Haywood's view

Hurley Haywood first drove at Sebring in I 971, sharing a Porsche 914/6 with the late Peter Gregg, and has failed to start only once since then, in 1990 when he was contracted to Audi for the TransAm Championship.

This was his 20th start, and his views on the 40 year-old event are generally complimentary. “I remember when you used to take the two long aircraft runways absolutely flat-out at night,” he says. “It was over 200 mph in a Porsche 935 and there were no reference points at all, while aircraft were landing right alongside you. it was a thrill a minute, I can tell you.

“One year it rained, really rained, torrential, and I got lost. I couldn’t see the race track any more, the whole place was like a pond. It’s not like that any more. It’s quite a safe track actually, though I’m not very happy with the safety of any track we race on in the States.

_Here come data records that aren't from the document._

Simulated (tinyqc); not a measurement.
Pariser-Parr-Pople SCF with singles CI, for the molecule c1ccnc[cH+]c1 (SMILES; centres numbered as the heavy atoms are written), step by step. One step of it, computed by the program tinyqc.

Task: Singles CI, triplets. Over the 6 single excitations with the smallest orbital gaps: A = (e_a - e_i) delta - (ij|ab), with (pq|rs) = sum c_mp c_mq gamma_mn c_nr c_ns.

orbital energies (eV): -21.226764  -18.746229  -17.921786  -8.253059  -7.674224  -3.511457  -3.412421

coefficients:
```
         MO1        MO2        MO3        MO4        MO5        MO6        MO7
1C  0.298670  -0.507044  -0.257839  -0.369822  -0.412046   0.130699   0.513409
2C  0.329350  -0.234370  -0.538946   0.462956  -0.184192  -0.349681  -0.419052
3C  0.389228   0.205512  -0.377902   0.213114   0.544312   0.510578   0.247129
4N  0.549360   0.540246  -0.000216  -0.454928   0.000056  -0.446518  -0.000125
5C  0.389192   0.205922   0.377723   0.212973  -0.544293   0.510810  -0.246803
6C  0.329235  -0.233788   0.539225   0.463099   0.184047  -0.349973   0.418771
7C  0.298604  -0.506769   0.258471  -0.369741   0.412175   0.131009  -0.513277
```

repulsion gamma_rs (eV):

“They never lost the flavour of the place, I tell you. . . they still don’t have decent bathrooms! The bumps are easier, but the ground-effect cars we race today are so sensitive to every ripple in the road that it will always be a problem. They’ve made every effort to smooth out the bumps and make the place safe. The bumps are a problem everybody has to deal with, and if you have smart engineers you can get around it.”

Those bumps are in every conversation that concerns Sebring, and have been since the early days when transmissions were broken almost routinely. It has never been a good track for Jaguar, though the D-type won in 1955, and the modern V12 cars tend to be too stiffly sprung, and too sensitive in the transmission department, to be regarded as bomb-proof. This year, though, it was an errant rear wheel which put Jones and Brabham back by eight laps.

For all the criticisms, all who have been to Sebring talk about the place with affection. Everyone, it seems, has good and bad memories of the place. As Haywood says: “There’s a lot of negative things, but they’re outweighed by the positive things. For me, it’s always a treat to come back to Sebring.”